That's right! I had forgotten that. Weren't there thermal issues also involved?
Thermal ballooning would always cause a rise so it was supposed that flipping the frustum over one could get the offset and that would be thrust.
Other problems pointed out I think we're thermal expansion of cables and support arms. Thermal convection if one side of the frustum were hotter than the other side. This might have been possible because electric fields on one side were generally larger at the small end where as the larger end had more surface area. I suggested putting it in a bubble to keep it from having an open system to trap air flow so momentum should remain zero. I think there were some other suggestions.
Ultimately improving the thrust to significant levels could have solved a lot of issues if thrust was there.

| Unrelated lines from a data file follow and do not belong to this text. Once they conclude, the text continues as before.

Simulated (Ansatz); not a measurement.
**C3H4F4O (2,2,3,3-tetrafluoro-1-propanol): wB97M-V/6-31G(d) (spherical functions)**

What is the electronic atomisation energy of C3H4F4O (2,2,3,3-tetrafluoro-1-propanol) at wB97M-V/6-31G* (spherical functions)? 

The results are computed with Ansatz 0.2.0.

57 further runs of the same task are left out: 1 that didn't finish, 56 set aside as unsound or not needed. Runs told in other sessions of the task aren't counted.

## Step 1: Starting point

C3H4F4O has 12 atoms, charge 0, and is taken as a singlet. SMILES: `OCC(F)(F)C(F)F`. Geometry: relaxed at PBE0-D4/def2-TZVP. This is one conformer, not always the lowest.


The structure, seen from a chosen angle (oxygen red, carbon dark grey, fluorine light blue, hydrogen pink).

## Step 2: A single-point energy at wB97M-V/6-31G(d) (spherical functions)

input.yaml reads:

One thought was that the dielectric insert in the EM drive was replicating a mach effect via some response of the material to the electric fields. I think they were supposing this would be a 2f response of the material to the 1f electric signal in the cavity.
The top half is an illustration of the relationship between driving frequency and fibre response frequency for an electrostrictive material, showing the characteristic frequency-doubling effect that can distinguish electrostriction from other forms of electromechanical transduction, such as piezoelectricity
The frequencies would have been much higher at microwave frequencies. Not sure the material could have responded that quickly at those frequencies.The em cavity would be the anchor and the dielectric would be the accelerated mass.
f being frequency. Mixing the frequencies in the proper phase creates asymmetric acceleration on the material.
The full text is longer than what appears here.